Every time I head out on my SUP, someone remarks on my paddle. With a shaft made from a single bamboo stalk, it is admittedly eye catching, and though I’m definitely not the kind of person who picks gear based on how it looks, every time someone mentions my Grass Sticks paddle, it reminds me that I really like it. Without those mentions, I probably wouldn’t think about the paddle at all, which is probably the highest compliment I can pay it. Let me explain.
The point of the sports I like is to forget that I’m using gear in the first place. I want to get into the flow state of skiing powder, carving singletrack, or riding waves as quickly and easily as possible; gear can break the spell by calling too much attention to itself. The best gear works seamlessly with your body.

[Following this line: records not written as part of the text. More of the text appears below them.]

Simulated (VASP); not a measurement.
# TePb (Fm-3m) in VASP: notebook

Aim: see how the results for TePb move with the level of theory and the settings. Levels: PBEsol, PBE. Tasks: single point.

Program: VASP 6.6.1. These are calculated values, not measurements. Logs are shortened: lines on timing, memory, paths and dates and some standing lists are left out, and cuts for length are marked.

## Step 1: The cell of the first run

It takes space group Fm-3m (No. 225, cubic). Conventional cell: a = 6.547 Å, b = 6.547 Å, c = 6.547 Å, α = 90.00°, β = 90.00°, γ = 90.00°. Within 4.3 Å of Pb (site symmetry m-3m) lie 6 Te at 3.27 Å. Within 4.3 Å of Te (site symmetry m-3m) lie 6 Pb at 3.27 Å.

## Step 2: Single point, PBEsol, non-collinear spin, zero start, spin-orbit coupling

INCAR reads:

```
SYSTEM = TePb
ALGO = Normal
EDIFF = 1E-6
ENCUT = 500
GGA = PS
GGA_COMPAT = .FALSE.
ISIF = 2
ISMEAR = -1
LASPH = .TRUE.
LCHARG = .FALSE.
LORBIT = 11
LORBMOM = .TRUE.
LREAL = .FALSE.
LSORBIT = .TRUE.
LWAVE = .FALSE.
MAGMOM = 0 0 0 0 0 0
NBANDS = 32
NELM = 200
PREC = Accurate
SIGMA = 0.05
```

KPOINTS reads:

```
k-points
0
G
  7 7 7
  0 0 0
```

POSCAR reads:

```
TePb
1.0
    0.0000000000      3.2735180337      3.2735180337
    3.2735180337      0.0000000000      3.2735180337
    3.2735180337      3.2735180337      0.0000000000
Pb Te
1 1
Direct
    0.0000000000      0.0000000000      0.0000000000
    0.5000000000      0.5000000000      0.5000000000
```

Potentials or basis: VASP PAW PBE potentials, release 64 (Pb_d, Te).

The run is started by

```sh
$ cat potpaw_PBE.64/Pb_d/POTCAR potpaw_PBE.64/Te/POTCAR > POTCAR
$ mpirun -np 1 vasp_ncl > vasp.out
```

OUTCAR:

With a paddle, negative capabilities usually means being heavy or cumbersome or to stiff or too floppy. My Grass Sticks SUP paddle is none of those things. It’s light, has great grip, and a great flex. It’s an excellent tool for most any application—lake paddling, river paddling, and catching surf.
Bamboo is famously light stuff. Every Grass Sticks paddle is custom-built with choices of length and blade material (and color), and mine weighs in at 27 ounces. That’s pretty close to what the highest-end carbon fiber paddles weigh—at $100 less. Opting for a carbon fiber foam core blade, rather than the fiberglass I went for, would save an ounce or two and make for a more buoyant paddle, but would sacrifice durability. The paddle is light enough that even after a full day on the water, it never feels like a burden.
Bamboo has a natural flex that falls in the middle of the range. Stiffer paddles convey the power of your stroke more efficiently, but after long continuous use, your joints will start to ache. That flex also adds a little bit of snap to the stroke, which feels good and dynamic. The company calls it “grown from the ground flex,” which seems right.
Bamboo, like wood, has what paddlers refer to as a “warmer” feel, too. While some of that might be a psychological preference for natural materials, wood and bamboo are actually less conductive than plastic or carbon, so the palm of your hand stays warmer. Each Grass Stick is hand sanded and covered with four coats of marine grade varnish, which makes for a smooth but grippy feel even when wet. The paddle blade has an 11-degree bend, perfect for all around use. Mainly, the paddle just feels very comfortable in the hand, and through the water, seamlessly translating my intention to move the board.
Bamboo is, of course, much more eco-friendly than petroleum-based plastic and resin-encased and manufactured fiberglass and carbon fiber. Even better than wood, bamboo grows at exceptional speed—per acre harvested, bamboo produces three times more lumber than trees. It’s just as durable as carbon fiber, too. (Wood and plastic make for prohibitively heavy or just plain crappy SUP paddles.) That there is no sacrifice in performance for a more eco-friendly product is remarkable.